Brigadier Anbuen Scott Naidoo
Durban - South Africa turned its back on a home-grown candidate who could have been the president of Interpol.

Last week, Brigadier Anbuen Scott Naidoo, now retired from the force, was nominated as the country’s candidate for the position.

With 194-member countries, Interpol is the world’s largest global police organisation. Its role is to help police from different countries work together to make the world safer.

The nomination took place as the organisation gathered in Dubai for its 87th general assembly. Two other candidates were nominated, one from Russia and the other from South Korea.

According to sources, Naidoo, from Merebank, Durban, was highly respected in Interpol having headed its office in South Africa and served on its executive committee.

However, on Monday, two days before the elections, South Africa withdrew his nomination.

The decision was apparently made by Police Minister Bheki Cele and National Police Commissioner Khehla Sitole, who were both part of the South African delegation in the United Arab Emirates.

A source close to developments said: “The decision was unexpected and it seems it was not properly thought through. South Africa was the only African country in the race and received huge support from other countries.

“It’s no secret that there were disputes around the participating countries, especially Russia. South Africa went there neutral. In fact, we stood a better chance of winning,” said the source.

The decision left the candidates from Russia and South Korea to compete for the post. It is believed South Africa supported the Russian candidate, Alexander Prokopchuk, touted as the favourite after Naidoo’s nomination was withdrawn.

However, he proved unpopular among American and Western countries.

According to media reports, human rights groups criticised his candidacy and accused him of having abused Interpol arrest warrants to target critics of Russia’s President Vladimir Putin.

The UK backed South Korean candidate Kim Jong-yang and warned it would consider withdrawing from Interpol if Prokopchuk was elected. Lithuania threatened to do the same.

Jong-yang won the election and shortly afterwards told delegates: “Our world is facing unprecedented changes which present huge challenges to public security and safety. To overcome them, we need a clear vision: we need to build a bridge to the future.”

Naidoo confirmed his nomination was withdrawn and said: “I did not nominate myself, I was nominated by my country. A decision was taken for South Africa not to participate any more, I accepted and respect the decision.”

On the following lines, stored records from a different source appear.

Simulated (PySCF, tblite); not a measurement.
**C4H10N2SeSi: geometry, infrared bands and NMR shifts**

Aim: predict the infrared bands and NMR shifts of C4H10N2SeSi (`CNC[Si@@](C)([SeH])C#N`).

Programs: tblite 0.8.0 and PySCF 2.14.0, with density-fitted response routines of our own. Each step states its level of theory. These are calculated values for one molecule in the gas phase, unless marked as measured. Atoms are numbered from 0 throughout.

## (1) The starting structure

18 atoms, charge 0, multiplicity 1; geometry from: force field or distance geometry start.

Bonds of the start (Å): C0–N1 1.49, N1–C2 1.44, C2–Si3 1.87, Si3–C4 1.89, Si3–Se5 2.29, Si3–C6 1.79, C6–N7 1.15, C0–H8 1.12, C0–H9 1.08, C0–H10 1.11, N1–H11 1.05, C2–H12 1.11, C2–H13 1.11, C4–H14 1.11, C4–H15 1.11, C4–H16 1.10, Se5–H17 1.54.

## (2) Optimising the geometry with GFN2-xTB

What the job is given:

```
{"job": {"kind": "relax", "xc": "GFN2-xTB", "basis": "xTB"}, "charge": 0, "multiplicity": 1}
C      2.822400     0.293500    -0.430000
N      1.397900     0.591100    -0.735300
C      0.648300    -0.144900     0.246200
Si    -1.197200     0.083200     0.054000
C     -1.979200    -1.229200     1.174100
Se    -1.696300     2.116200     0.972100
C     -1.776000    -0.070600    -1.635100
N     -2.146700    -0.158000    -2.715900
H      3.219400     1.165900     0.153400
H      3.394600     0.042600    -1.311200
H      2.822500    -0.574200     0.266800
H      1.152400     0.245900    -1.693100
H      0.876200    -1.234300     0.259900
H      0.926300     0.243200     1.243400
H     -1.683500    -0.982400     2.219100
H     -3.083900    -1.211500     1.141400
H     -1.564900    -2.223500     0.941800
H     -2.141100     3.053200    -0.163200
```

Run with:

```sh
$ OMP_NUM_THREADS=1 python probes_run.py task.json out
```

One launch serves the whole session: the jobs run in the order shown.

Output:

Department of International Relations spokesperson Ndivhuwo Mabaya said the department would comment about the matter at a later stage.

Cele had not responded by the time of publication.

DA spokesperson on police Dianne Kohler Barnard described the withdrawal as an embarrassment for the country and an insult to the candidate.

“South Africa would have stood a chance to reclaim world status after the embarrassment by the late Jackie Selebi, who was arrested while he was the president of Interpol.”

In 2004, Selebi became the first South African to be appointed to the post. He resigned four years later after being charged with corruption.

“I am stunned and want to know why South Africa gave up this opportunity. Who took the decision? Was it the deputy president, who seems to have preference for Russian doctors?”

IFP national spokesperson Mkhuleko Hlengwa said since a decision was taken to nominate a South African, Cele needed to explain the withdrawal.

“Was he acting in the interests of our country or acting in the interests of a foreign influence? One cannot ignore Russian influence and meddling in our internal affairs from the time Jacob Zuma took over as our president,” said Hlengwa.